David Le Page as director and lead violin exuded vitality, the whole group of musicians played wonderfully with him. The orchestra has a great air to them, approachable and highly attractive. Amazing how with such breeze they change from one work to another, with little of tonal whiplash. Revolution 9 from John Lennon is a brief affair, recognisable and easily parodied as a meditation on the number and some fluttery notes that follow. Extracts from Shostakovich’s String Quartet No. 8 proved perfectly suited with Arthur Koestler’s Darkness at Noon. Paranoid pangs of being taken in the night by the powers that be are spoken of, were a real worry for the composer also. Perhaps the best pairing of the night, the Shostakovich was alert and wonderfully deary.

Blake’s America a Prophecy, with Mogali reading was wonderfully evocative of the new world and its use of metaphor. Biber’s Battalia is a resounding thrill, proving composers were tinkering with discordant ideas a long time before modernism. The amazing, putty like effect of smearing the notes to create the fermentation of unease, without really being too challenging musically. The piece proves a lot and is always a lot of fun. Jean-Féry Rebel, in an arrangement by Le Page of Choas was another addition to this idea, I found I had goosebumps throughout. Classical in form, though not afraid to shock with further alternative ideas on shape and harmony.
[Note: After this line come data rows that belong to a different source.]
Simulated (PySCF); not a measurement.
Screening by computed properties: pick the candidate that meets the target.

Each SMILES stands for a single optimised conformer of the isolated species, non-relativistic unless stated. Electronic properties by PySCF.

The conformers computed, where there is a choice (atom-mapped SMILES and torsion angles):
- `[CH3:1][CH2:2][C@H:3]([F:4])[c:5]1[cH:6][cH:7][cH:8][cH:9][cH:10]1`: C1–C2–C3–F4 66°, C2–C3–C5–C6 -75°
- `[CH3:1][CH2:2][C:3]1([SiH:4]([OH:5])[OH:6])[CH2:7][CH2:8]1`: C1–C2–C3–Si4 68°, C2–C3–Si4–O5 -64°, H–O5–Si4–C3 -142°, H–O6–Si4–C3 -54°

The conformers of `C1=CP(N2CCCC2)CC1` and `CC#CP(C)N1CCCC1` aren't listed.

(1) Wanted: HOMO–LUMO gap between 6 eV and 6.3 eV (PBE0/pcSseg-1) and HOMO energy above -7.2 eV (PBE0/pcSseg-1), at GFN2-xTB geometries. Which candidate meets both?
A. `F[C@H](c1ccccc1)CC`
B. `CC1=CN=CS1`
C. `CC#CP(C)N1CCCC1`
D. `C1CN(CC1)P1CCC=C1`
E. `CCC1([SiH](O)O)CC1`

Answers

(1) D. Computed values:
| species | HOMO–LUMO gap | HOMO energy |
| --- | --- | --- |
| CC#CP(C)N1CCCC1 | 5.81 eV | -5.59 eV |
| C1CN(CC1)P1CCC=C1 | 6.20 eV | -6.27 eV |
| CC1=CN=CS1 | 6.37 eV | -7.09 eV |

Readings from John Cage and the I Ching, are fascinating views on quietness and the random manner of life. Hearing 4’33 by Cage, we sit in silence, the players at a complete rest. Via a computer, no notes were given to Cage for the pieces and so he famously chose to present it as a piece of music anyway. How sacred a moment to spend in almost silence, the Quakers and others know the value of it and we should to. I found it rather cathartic to be in my own rest state if only for these few minutes. Dare I say…twas life affirming.

Piazzolla’s Four for Tango is another shock and delight, proving you can meddle with convention, this time in the tango genre. Gil Scott-Heron (another Le Page arrangement) and the iconic The Revolution Will Not Be Televised was a jazzy scope, the words of truth ringing out circling the Civil Rights Movement, Mogail coming into her own here, aside a reading of Martin Luther King. Voodoo Child by Jimi Hendrix (a Le Page arrangement) also went down well, a perfumed, heightened listen. The end featured T. S. Eliot and Beethoven’s Eroica Symphony finale, a stirring sprit to wrap up with, the latter being solidly done, the former abstract yet true.

This sold out concert proved a triumph and would have faired well with a younger audience, as a first experience of concert going.